As a computer professional and IEEE member for 17 years, I was deeply insulted when IEEE Spectrum arrived with “ID Theft costs hundreds of billions a year” emblazoned on its cover. Not only is this false, the article itself [“A Touch of Money,” July] assailed the whacky methodology of the Aberdeen Group. The global trade in drugs is hundreds of billions a year, US $100 billion at wholesale and $300 billion at retail, according to the United Nations Office on Drugs and Crime’s World Drug Report 2005 (Vienna, June 2005), p. 127. When you say more criminals make their money with ID theft than drugs, you make all engineers look like they can’t do math.
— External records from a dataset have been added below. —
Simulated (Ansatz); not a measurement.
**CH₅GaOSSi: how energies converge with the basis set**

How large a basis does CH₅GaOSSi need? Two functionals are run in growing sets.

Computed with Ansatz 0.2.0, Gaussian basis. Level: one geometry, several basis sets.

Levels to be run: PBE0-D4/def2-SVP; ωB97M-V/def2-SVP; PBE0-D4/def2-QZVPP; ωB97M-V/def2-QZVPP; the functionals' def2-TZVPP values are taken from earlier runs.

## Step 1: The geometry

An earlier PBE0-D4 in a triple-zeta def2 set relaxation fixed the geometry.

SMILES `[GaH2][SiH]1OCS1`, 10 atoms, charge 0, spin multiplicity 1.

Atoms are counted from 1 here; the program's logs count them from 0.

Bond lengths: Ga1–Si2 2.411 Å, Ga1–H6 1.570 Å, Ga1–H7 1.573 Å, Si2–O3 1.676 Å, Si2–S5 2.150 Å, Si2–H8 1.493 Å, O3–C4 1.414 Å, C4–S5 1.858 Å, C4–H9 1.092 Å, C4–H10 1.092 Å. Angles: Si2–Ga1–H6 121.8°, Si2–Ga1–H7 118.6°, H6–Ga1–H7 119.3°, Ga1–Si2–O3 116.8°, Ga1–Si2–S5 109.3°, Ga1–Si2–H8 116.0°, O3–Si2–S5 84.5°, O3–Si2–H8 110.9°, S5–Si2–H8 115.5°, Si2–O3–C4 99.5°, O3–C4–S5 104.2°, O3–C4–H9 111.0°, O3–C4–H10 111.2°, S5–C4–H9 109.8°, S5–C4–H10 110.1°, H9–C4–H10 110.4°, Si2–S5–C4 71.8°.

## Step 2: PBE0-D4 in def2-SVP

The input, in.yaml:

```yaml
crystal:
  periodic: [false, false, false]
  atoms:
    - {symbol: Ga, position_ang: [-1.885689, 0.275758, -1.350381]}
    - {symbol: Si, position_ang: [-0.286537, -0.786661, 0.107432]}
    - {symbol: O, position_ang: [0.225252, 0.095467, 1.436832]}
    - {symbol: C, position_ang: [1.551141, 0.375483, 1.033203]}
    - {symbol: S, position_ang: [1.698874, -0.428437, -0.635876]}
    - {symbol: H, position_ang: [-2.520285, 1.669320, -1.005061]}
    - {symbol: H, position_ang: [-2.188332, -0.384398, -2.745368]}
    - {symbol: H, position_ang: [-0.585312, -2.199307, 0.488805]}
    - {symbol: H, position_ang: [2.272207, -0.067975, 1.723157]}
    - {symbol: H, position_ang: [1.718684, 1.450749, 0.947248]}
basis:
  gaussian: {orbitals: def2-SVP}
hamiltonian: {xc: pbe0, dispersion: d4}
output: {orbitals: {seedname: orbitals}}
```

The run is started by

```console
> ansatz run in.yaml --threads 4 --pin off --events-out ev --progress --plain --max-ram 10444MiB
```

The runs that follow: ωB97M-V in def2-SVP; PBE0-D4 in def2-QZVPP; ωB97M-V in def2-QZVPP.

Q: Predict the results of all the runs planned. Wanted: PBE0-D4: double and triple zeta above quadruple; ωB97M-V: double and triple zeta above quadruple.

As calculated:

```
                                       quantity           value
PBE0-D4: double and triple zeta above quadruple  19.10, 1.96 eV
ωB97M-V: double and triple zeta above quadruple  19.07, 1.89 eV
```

The rest of the article is an advertisement for emerging biometric technologies. The authors present no evidence that the ID theft problem is a technical problem. It is a fraud problem. Abraham Abdallah committed bank fraud at Merrill Lynch and wire fraud with the online purchases. If his fraud was made easier by the use of the Internet, then we have to ask who caused fraud to be made easy. Was it Thomas Siebel, whose only action was to have money on deposit at Merrill Lynch? No. It was Merrill Lynch, which somehow deployed a system where $10 million could be transferred without any real authentication.

We need fraud laws more generally like the laws for credit card fraud. Let Merrill Lynch management know they will have to return $9 999 950 of their profits to Siebel unless they can prove he authorized the transfer. The motive for good security will be with the people who field the systems—problem solved.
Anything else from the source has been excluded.